Getting started
The CIM App Histories toolkit analyses Android APKs for digital-methods research. It answers four kinds of question about an app, one per workflow:
- metadata — what the app declares: identity, version, permissions, activities, the languages it ships, the A/B-testing SDKs and third-party trackers it bundles.
- classify — what AI/ML it carries: native runtime libraries (TensorFlow Lite, ONNX, vendor runtimes) and model files.
- flows — how data may move: device inputs (microphone, camera, files, streams…) → the modules that use them → onward to models and network endpoints.
- listening — the audio question in depth: how sound is captured, conditioned, turned into features, fed to a model, and sent onward, with the audio parameters (sample rate, channels, mel bins…) at each stage.

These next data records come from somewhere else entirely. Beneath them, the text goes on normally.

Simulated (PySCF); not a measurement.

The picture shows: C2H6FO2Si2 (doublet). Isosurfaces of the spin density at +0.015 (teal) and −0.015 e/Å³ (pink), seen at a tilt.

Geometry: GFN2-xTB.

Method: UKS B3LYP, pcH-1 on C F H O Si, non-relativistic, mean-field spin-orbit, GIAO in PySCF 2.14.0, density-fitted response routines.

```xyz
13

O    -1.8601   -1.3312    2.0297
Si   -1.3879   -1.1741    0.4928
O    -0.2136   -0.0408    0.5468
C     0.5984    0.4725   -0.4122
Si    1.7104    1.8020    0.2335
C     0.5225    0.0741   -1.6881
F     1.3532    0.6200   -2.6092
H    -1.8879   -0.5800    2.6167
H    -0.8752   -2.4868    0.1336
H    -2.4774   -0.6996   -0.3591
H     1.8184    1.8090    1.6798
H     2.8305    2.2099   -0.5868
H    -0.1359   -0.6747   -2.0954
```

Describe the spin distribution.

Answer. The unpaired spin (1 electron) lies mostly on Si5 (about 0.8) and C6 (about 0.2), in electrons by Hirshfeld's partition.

It runs the same way on a laptop and on an HPC cluster, over one app or a corpus of thousands. The toolkit is alpha software under active development; output fields may change between versions, and every output record records the toolkit version that produced it.
Requirements
- Python 3.10 or newer
- The APKs you want to analyse (see A note on where APKs come from below — this matters more than it sounds)
Installation
From a clone of the repository:
git clone https://github.com/iaine/app_histories.git
cd app_histories
pip install -e .
This installs the runtime dependencies (androguard 4.x, pandas,
networkx, loguru) and creates the cim-apps command. Two optional
extras exist:
pip install -e ".[viz]" # plotting stack (matplotlib, numpy, Pillow)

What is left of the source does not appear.